Need to Read? 2020's Top Book RecommendationsDecember 2020
Every nonprofit leader has "read more" on their list of 2021 new year's resolutions! If you're looking for some good recommendations, we've got a countdown of the five top picks (and a bonus pick) from our nearly 60 podcast guests in 2020. Enjoy!
An exercise in prioritization, Greg McKeown's Essentialism: The Disciplined Pursuit of Less will provide you with a great philosophical and practical approach to minimizing overload and focusing on what's truly important. In our ultra-connected lifestyles it's too easy to try to do everything and ultimately fail. This was a recommendation by Angela Woods, our guest on Episode #30 of The Path Podcast, and Brian Maness, our guest on episode #37.
Yuval Noah Harari's popular nonfiction book, Sapiens, offers readers a fascinating and surprisingly accessible view of the history of mankind. The widespread success of this account of human history was a publishing phenomenon: indicating that readers were eager to take on challenging nonfiction titles like this one. I was struck by the many takeaways you gain from stepping back and considering the ways our species evolved (or didn't!) and the cultural changes that continue to affect our present day. Sapiens was recommended by Michael Marsicano, our guest on episode #32 of The Path Podcast, and Andrew Hollo, guest on episode #40 on the Path.

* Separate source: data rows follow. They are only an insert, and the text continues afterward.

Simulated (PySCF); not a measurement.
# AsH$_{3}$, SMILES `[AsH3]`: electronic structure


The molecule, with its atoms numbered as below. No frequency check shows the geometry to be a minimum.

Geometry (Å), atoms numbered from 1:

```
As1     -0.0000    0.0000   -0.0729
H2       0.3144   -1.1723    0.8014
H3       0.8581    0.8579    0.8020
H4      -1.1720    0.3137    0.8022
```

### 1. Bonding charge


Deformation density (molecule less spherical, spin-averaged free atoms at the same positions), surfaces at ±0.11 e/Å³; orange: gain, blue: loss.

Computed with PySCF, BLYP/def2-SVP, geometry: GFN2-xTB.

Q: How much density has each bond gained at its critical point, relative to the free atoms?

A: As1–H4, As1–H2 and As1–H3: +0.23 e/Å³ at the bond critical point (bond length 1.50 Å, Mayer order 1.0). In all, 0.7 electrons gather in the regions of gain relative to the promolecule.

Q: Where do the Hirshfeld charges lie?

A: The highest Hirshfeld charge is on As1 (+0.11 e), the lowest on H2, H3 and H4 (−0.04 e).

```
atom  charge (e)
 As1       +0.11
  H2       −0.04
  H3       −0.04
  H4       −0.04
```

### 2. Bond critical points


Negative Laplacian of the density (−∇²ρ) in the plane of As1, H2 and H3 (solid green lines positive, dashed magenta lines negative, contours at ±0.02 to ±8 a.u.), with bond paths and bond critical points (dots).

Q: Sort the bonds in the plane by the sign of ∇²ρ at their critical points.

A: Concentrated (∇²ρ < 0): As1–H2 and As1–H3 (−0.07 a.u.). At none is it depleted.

Lencioni's engaging business fable Five Dysfunctions of a Team walks readers through five interconnected characteristics present in dysfunctional teams, and offers actionable techniques to dismantle them. Written as an engaging fictitious story of the executive board of a struggling tech company, the story itself is a means for teaching readers to recognize these five dysfunctions. This was a recommended title from Hal Lewis (episode #26) and Kristin Beck (episode #31).
Author Jim Collins makes the case why "business thinking is not the answer" in Good To Great and the Social Sectors. He assures nonprofit leaders that while many of the principles of greatness are consistent between for-profit and nonprofit organizations, there are definitely differences in areas such as leadership models and measurable outputs. The 35-page monograph is a quick read and certainly a helpful way to put his timeless business classic into a relatable reference for nonprofit leaders everywhere. This was also a favorite of Podcast Guests Tiffany Capers (episode #19) and Hal Lewis (episode #26).
Our most recommended title by guests so far on the Path Podcast, The First 90 Days is a classic, essential read for any nonprofit leader interested in maximizing the critical three-month arrival into a new job. This title, coined "the onboarding bible" by the Economist, is a handy guide for anyone who has taken a new job and wants to make sure they're doing everything right, maximizing the introductory period, making the transition as smoothly as possible, and ensuring that you and your employers' expectations are aligned for this new phase of your life. Whether you've just accepted a new job or imagine that you will in the near future, The First 90 Days is a great tool for self assessment and for maximizing the relationship with your new colleagues. This was recommended by Mike Blackwelder (#5), Shannon Hinson (#7), Jim Taylor (#35), Adam Cook (#39), and Cheryl Richards (#46).
Bonus: Eat that Frog
Eat That Frog boils down to one significant lifestyle change: doing your hardest, most important task FIRST, even if that task happens to be "eating a frog". Tracy advises readers to do the most important task first because it's probably the one you're dreading and the item you're most likely to procrastinate. Eating your ugliest frog first means that everything else you have to do during the day seems far less intimidating compared to what you've already accomplished. If you're seeking some instructive and motivating words on why you should do your most important task first and how it can change your life, Eat That Frog is the title for you. Eat That Frog is a personal recommendation as well as a suggestion from multiple Podcast guests including Penny Hawkins (#3), Karen Geiger (#9), and Katherine Lambert (#17).